In a warehouse about 30 miles north of Atlanta sit close to 700 Ted Cruz bobblehead dolls, boxed and sealed in airtight containers, loaded onto pallets, ready to go … nowhere, basically. The wobbly-noggined likenesses of Cruz, a former GOP presidential hopeful, are packed away next to nearly 7,000 Mitt Romney bobble­heads that never saw the light of day in 2012, after Republican nominee Romney lost the election to President Barack Obama.

Politics is fickle business, and so is the business of selling politically themed merchandise. Warren Royal, founder of Royal Bobbles and Bobbleheads.com, knows this well and has tried to better hedge his bets when commissioning and ordering figurines that take about 30 days to sculpt and then another 60 days to produce and get to market. “We sculpted a lot of different candidates this year who we thought were viable,” Royal says. “When it came down to the final few candidates on the Republican side, we had the [Donald] You-Know-Who and Ted Cruz figures. The day we received inventory on Cruz [May 3] was the day Cruz dropped out.”

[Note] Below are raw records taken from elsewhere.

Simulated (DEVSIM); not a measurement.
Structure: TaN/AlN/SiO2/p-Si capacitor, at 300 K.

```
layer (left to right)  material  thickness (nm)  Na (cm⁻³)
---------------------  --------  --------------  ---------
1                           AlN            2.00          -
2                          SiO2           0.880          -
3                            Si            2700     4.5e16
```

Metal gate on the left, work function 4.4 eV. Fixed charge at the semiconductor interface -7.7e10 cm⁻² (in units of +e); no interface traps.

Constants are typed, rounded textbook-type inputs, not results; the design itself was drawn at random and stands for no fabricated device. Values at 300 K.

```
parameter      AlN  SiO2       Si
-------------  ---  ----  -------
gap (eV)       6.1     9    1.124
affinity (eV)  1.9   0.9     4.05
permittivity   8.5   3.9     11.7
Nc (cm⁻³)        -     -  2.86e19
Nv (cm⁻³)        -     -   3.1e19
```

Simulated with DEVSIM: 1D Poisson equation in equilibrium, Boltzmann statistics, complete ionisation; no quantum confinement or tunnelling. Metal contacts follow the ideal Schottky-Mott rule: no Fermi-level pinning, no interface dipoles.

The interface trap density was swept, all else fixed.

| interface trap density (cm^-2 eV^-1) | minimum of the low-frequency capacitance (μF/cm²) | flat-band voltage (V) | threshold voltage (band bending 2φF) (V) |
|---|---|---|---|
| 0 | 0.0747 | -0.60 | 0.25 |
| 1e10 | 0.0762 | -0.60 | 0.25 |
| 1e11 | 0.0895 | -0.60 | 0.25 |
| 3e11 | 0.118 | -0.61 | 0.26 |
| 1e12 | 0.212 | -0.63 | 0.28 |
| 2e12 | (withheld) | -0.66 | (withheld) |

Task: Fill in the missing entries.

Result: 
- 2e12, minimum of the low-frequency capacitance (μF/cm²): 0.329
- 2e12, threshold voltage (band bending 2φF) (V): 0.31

An impassioned electorate and the flood of media attention paid to the election provide a ripe opportunity for e-retailers that sell politically themed goods to acquire customers during the election cycle. They must be keen on their merchandising and marketing, and, like a candidate, be ready to roll with the punches—and capitalize on opportunities—if they want to come out on top.